We spend a lot of time around here trying to develop schemes and strategies to save the book biz. The best way I can think of to keep the book industry healthy in the short-term, anyway, is to go out and fork out some cash at your local indie bookstore. Tomorrow is National Bookstore Day. Yes, I know e-books are the wave of the future, but we all love brick and mortar! Spend some cash, people! Here are just a few recommendations from each of the four Three Guys, just in case you’re at a loss on what to read next:
JE:
Dan Chaon’s Await Your Reply: JC and I will be covering this kick-ass puzzle of a novel next week some time, and following up with an interview with Chaon, whom as far as I can tell, is truly one of the good guys. You won’t be able to put this novel down. And it’s cheap for a hardcover– twenty-five bones!
Joshua Mohr’s Some Things That Meant the World to Me: Dark and exciting debut from one of my new favorite indie houses, Two Dollar Radio. If you like Patrick deWitt’s Ablutions (which we covered here), you’ll dig this unsettling story of a man named Rhonda suffering from depersonalization. This is a trade paper original, so your only out about fourteen bucks.
Steve Hely’s How I Became A Famous Novelist: I nearly peed my pants reading this debut from TV writer Heley. A seriously hilarious send up of literary pretension and the publishing industry. This dude spins comic gold. Nobody is safe from his skewering. The plot is as thin as your average romantic comedy, but the laughs will keep you turning the pages furiously. Hardback, about twenty-six bucks, I think. Well worth the price of three movies.
JR:
Dead Boys by Richard Lange: This is a tremendous debut collection,examining several lives in the sun bleached but fractured community that is LA.
My taste in novels is communitarian. The story should include the whole group. If I start reading a story that has only one or two characters; I bin it.

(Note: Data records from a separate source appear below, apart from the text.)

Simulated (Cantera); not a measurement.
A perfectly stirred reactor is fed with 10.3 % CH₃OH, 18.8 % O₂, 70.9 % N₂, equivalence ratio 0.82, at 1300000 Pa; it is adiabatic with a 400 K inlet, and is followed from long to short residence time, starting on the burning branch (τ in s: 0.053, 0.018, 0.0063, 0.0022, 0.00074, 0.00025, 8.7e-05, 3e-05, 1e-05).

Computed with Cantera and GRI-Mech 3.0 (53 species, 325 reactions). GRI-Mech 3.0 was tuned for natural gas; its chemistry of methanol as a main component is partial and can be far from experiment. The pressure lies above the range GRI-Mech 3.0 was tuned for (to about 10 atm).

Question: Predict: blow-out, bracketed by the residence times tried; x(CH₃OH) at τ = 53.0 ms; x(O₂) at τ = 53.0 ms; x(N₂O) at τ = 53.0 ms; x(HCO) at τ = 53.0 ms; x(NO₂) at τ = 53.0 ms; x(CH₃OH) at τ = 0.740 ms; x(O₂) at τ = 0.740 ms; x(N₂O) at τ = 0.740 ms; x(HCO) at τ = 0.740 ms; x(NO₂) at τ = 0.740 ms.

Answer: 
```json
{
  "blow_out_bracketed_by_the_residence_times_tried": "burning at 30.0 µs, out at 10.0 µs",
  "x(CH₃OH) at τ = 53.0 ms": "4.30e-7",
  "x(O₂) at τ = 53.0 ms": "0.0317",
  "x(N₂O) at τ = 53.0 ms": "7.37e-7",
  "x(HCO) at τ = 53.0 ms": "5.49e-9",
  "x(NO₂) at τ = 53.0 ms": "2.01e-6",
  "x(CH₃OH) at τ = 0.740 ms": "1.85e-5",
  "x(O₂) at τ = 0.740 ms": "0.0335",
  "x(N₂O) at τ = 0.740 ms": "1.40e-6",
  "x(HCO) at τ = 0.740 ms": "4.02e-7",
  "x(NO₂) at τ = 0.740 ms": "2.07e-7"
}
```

Stories about the city, about art and ideas, food and sex, are a big plus. But what’s most important is family, children and parents, friends and lovers, a dog even. Marriage, in all senses of the word, finding connections, should be the central subject. Art is an act of marriage.
Three near-perfect, 21st century stories are listed below. You should go to your local bookstore and buy all three if you can relate to what I’ve said!
On Beauty by Zadie Smith
The Emperor’s Children by Claire Messud
The Great Man by Kate Christensen
JC:Cockroach by Rawi Hage: While comparison’s to Kafka are to be expected of this tale of a thief who sees himself as an invincible insect, he’s as much kin to William Burroughs as to FK. Hage’s characters emerge from the darkness of the Montreal immigrant underground, reliving the horrors of wars left behind and scratching for the crumbs of a rich society. Dark and raw.
Jarrettsville by Cornelia Nixon: The wonderfully talented Nixon tells the story of a Mason-Dixon border town during and immediately following the Civil War. Postwar, neighbors and relatives are cast against each other in very personal battles, and Martha Cairnes publicly murders the man she loves. Nixon methodically and brilliantly unravels the transgressions that led the couple to their fate.
Hell by Robert Olen Butler: Just so you know, pretty much every one goes to Hell. Hatcher McCord is there. So is his father, all the presidents and kings, popes, movie stars, and ordinary people. And they all deserve it, because otherwise why would they be there? Butler is hilarious and brutal, inventing methods of creative torture for all of Satan’s guests, wrapping it all around a clever little hardboiled mystery.
Go buy a book!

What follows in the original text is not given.